The survey also found that the top way candidates actually land a job is via the "high touch" method of word-of-mouth (43 percent), followed by job board websites, employer careers sites and internal contacts at the prospective employer (all at 30 percent). Four in 10 respondents reported using an employment agency or staffing firm during the job search.
"A combination of technology and personal contacts is the winning strategy while on the job hunt," said Richard Wahlquist, president and CEO of the ASA. "Even with all of the recent advances in Web-based job sourcing, some things never change. Your network of friends, former colleagues and family members still might be the key to your finding your ideal job."
Human interaction is a critical component of the job search, said Jim Caporrimo, regional vice president for Adecco Staffing USA, based in the New York City area, "largely because it helps build trust between the candidate and the recruiter," he said. To successfully complete the job-search process, candidates "must trust that their recruiter understands their needs and genuinely cares about their personal career journey."

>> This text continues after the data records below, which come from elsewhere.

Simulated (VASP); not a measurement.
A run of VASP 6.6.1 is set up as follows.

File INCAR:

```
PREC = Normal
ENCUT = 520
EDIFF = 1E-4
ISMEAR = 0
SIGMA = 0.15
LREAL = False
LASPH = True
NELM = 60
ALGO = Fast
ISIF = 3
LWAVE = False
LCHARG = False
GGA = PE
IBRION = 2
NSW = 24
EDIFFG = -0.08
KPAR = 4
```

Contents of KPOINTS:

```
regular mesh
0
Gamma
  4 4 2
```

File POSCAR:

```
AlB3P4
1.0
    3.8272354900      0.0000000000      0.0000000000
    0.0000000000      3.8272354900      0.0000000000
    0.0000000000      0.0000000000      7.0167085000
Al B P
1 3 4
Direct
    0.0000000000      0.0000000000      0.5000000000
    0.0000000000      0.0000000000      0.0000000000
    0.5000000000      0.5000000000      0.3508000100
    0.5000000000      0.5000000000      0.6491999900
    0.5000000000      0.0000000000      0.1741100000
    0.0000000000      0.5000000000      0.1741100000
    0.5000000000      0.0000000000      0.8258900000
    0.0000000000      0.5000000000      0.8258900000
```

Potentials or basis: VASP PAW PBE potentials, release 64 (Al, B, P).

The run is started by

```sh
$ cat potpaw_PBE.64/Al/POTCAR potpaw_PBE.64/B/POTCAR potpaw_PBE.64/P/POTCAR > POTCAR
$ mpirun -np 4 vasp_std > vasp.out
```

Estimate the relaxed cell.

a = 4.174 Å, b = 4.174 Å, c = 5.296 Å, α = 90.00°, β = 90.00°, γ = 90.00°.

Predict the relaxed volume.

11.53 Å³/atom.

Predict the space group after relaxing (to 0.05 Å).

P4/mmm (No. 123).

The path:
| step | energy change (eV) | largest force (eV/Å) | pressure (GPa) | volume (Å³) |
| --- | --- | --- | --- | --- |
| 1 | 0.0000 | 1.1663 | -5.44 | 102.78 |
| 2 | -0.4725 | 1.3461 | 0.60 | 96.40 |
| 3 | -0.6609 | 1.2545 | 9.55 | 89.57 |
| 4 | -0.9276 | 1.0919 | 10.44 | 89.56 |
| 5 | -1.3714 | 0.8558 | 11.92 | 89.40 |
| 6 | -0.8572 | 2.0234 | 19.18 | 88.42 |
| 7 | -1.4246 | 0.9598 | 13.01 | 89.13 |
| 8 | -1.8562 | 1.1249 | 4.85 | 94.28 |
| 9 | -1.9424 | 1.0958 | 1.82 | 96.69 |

Nicole Belyna, SHRM-SCP, a strategic recruitment business partner at Thompson Creek Window Co., based in Lanham, Md., said her company has moved away from using paid job boards and is switching out its applicant tracking system and updating its careers site to better engage with candidates. "It's our job to proactively do the work, not the job seeker," she said.
"To successfully place a candidate, a recruiter must look outside of their candidate's resume to better understand [his or her] interpersonal skills and personality," Caporrimo said. He suggested recruiters meet with every candidate face-to-face, to determine a candidate's soft skills such as confidence, compassion, leadership and communication.
"If I am interested in a candidate, I'll call them," Belyna said, "even if it's just a quick message to say that we're interested and to look out for my e-mail." She added that prospective candidates get immediate responses from the company on social media, and hiring managers encourage candidates to contact them directly with any questions that may go beyond HR.
Outside of in-person meetings, personal gestures help demonstrate a recruiter's investment in the candidate's career path.
"One thing that helps drive personal interactions is sending handwritten thank-you notes after meeting with candidates, which can continue up until the candidate has been placed," Caporrimo said.
And always close the loop with applicants who've gotten to the phone-screen stage, Belyna said. "It may be a personalized e-mail or a phone call. Sometimes, the conversations can be hard, but in general, candidates are grateful for the follow-up. I provide some feedback and encourage them to stay in touch."
Additional opportunities to personally interact with prospective candidates include traditional career fairs and hiring events, job seeker meetups, and hosted happy hours.
Belyna is the president of the
Washington, D.C., chapter of the Society for Human Resource Management, which organizes a monthly event for job seekers that's held at a local recruiting firm. Lunch is provided, and job seekers can have their resumes reviewed and network with the hosting firm's recruiters.
She said she especially enjoys hosting "industry nights or happy hours," because job seekers tend to feel more comfortable at those types of events. "Members of our team attend so they can meet candidates, answer their questions and be the real faces of the company," she said. "It's up to the team to collectively engage the candidates and get moving forward in the process. Even attendees who may not be interested should walk away with a positive experience and potentially provide us with a referral."
Concerns About Job Search Technology
While more respondents said word-of-mouth interactions have gotten them the jobs they sought, 47 percent view the Internet as the most helpful resource when looking for work, according to the ASA poll. Using personal interactive job search methods such as internal contacts, staffing firms, recruiters and job fairs were viewed as the most helpful resources by 39 percent of recent job seekers.
Respondents said the huge number of job listings and the visibility their resumes attract on job boards are the best benefits of using the Internet to job search. But 61 percent feel uneasy about providing their personal employment information online, and 55 percent say job boards and careers sites are too impersonal.
"Job candidates love the exposure and research provided by job boards but hate the black hole [of never hearing back from anyone]," said Craig Fisher, head of employer brand at software firm CA Technologies and CEO of TalentNet, a social business strategy firm based in Dallas. He added that recruiters often prefer the automated processes of job boards and applicant tracking systems to personally contacting every applicant.
"But the bottom line is that even though machine learning and chat bots threaten to overtake many of our screening and response processes, nothing beats the personal connection," Fisher said. "As HR technology vendors try to solve recruiting problems with technology to address the massive numbers of job applications many employers receive each year, let's remember that most people don't feel they have a better experience talking to a machine than they do talking to a person. Just because a process is more automated does not make it better."